IMF trims Portugal's 2026 growth forecast (again) to 1.7%
The Fund lowered the bar for 2026 and warns on inflation. But there's good news under the numbers: balanced books and debt below 90%.
The International Monetary Fund ran the numbers on Portugal and the result has two sides. The headline one: the 2026 growth forecast slipped again, now to 1.7%. The fine-print one: the country is, on the whole, still doing its homework.
What changed
A few months ago the IMF pencilled in 1.9%. Now it’s 1.7% — below the 2% the government projects. The reason is mostly external: the fallout from the Middle East conflict weighs enough to cancel out part of the boost that EU funds were meant to provide. Severe storms early in the year also dented the start of 2026, though reconstruction work should even things out over the coming months.
Inflation is the other flag. The Fund sees prices rising to 3.4% this year — pushed by pricier commodities and wage pressure — before easing back to 2.3% in 2027. In plain terms: purchasing power will feel the squeeze before it gets to breathe.

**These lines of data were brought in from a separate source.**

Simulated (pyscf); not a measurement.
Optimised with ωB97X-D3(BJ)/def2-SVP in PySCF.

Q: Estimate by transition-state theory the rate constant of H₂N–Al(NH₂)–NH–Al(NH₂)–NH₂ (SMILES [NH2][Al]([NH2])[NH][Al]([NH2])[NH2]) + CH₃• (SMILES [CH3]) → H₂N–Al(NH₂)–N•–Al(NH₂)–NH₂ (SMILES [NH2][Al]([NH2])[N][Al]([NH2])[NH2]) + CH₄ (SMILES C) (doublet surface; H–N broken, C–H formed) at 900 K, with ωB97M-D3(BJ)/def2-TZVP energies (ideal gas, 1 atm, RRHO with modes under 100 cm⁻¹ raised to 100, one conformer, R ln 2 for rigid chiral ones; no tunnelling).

The good bit that won’t fit in the headline
Beneath the downgrade sits a country with its books in order. Portugal closed 2025 growing faster than the euro-area average and posted its third budget surplus in three years — something that looked like fiction not long ago. Public debt fell below 90% of GDP, a level that changes how markets view the country.
Why it matters
Growing 1.7% instead of 2% isn’t a disaster, but it isn’t a footnote either: it means less room to lift incomes and more patience needed before inflation cools. The upside is that Portugal enters this stretch with a cushion — sound finances and falling debt leave slack to absorb shocks from abroad. For 2027, the Fund projects 1.6%. Slow, but standing.